Death of the author

The Death of the Author

Introduction

  • Roland Barthes challenges the traditional concept of authorship in literature.

  • Discusses a line from Balzac's story "Sarrasine" to illustrate the complexities of voice in literature.

Key Questions Raised

  • Questions who is speaking regarding the depiction of femininity in a castrato character:

    • The hero of the story?

    • Balzac, influenced by personal experience and ideas of femininity?

    • Some form of universal wisdom or romantic psychology?

  • This uncertainty highlights the plurality of voices in literature.

The Nature of Writing

  • Writing is described as a composite, neuter voice lacking specific ownership or identity.

  • Barthes posits that once written, the author's identity becomes indistinct.

  • Historical context: In primitive societies, narrative was not tied to individual authorship; rather, it was a communal act by figures like shamans.

Evolution of the Author Concept

  • The emergence of the author as a significant figure occurred around the end of the Middle Ages.

  • Influenced by:

    • English empiricism

    • French rationalism

    • Reformation thought

  • The author has since been viewed through the lens of capitalist ideology, emphasizing personal identity and experience.

Critique of Author-Centric Literary Culture

  • Modern criticism often ties a work's quality to the author's life, emotions, and experiences.

  • While the author retains power in literary discussion, many contemporary writers seek to undermine this conventional structure.

    • Example: Mallarme promotes the idea that language itself, not the author, is the primary force in literature.

Notable Literary Figures

  • Mallarme: Advocates for language's supremacy over the author's identity.

  • Valery: Critiques the author’s significance, emphasizing the random and linguistic nature of writing.

  • Proust: Blurs the lines between narrators and authors, challenging the notion of personal storytelling.

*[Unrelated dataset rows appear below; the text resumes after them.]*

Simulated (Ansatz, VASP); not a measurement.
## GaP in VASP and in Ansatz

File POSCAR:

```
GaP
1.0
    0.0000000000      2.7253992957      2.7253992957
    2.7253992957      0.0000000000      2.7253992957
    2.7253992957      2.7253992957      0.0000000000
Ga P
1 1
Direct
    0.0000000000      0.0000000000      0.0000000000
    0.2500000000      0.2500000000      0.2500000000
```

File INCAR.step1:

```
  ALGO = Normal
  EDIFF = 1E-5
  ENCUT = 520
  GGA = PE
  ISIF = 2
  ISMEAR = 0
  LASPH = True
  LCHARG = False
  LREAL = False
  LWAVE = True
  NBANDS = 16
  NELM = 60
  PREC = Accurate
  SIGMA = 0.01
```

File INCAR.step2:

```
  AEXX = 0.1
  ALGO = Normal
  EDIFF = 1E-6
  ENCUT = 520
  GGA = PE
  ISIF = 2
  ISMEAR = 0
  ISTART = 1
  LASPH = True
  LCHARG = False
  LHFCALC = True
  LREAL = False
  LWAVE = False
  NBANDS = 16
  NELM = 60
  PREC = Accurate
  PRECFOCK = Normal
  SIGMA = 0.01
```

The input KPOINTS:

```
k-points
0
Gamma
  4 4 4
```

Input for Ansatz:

  • Surrealism: Attempts to disrupt traditional language uses, highlighting the subversion of codes rather than obliterating them.

Linguistic Transformations

  • Linguistics presents a framework to dismantle the author concept, highlighting the disconnection between utterances and individual identity.

  • Barthes suggests the author is just a man writing; the true subject is the language itself.

Time and Authorship in Modern Texts

  • The traditional timeline of author and text is altered:

    • The author is no longer the pre-existing entity but arises with the text.

  • Modern texts are performed in the present, alluding to the absence of latent authorial intent.

Writing as Performative Action

  • Writing isn't merely a reflection or recording but an act that creates meaning.

  • The modern writer's process is devoid of personal attachment to the content, focusing instead on the act of writing itself.

The Textual Landscape

  • Texts are not linear pathways but multi-dimensional spaces filled with intertextual references.

  • Writers are seen as synthesizers rather than originators, constantly referencing past texts.

The Critique of Deciphering Texts

  • The aim to decode an author's intent limits a text's meaning.

  • Barthes contends that meaning varies and that criticism focused on uncovering an author is fundamentally flawed.

The Role of the Reader

  • The reader becomes the focal point in interpreting literature, accumulating diverse meanings.

  • Readers exist without personal history or psychological motivations.

  • Barthes concludes that celebrating the reader leads to the necessity of abolishing the traditional author figure.

Conclusion

  • Reasserts that acknowledging the "death of the Author" liberates texts from fixed interpretations, advocating for a focus on writing and reading as productive rather than restrictive entities.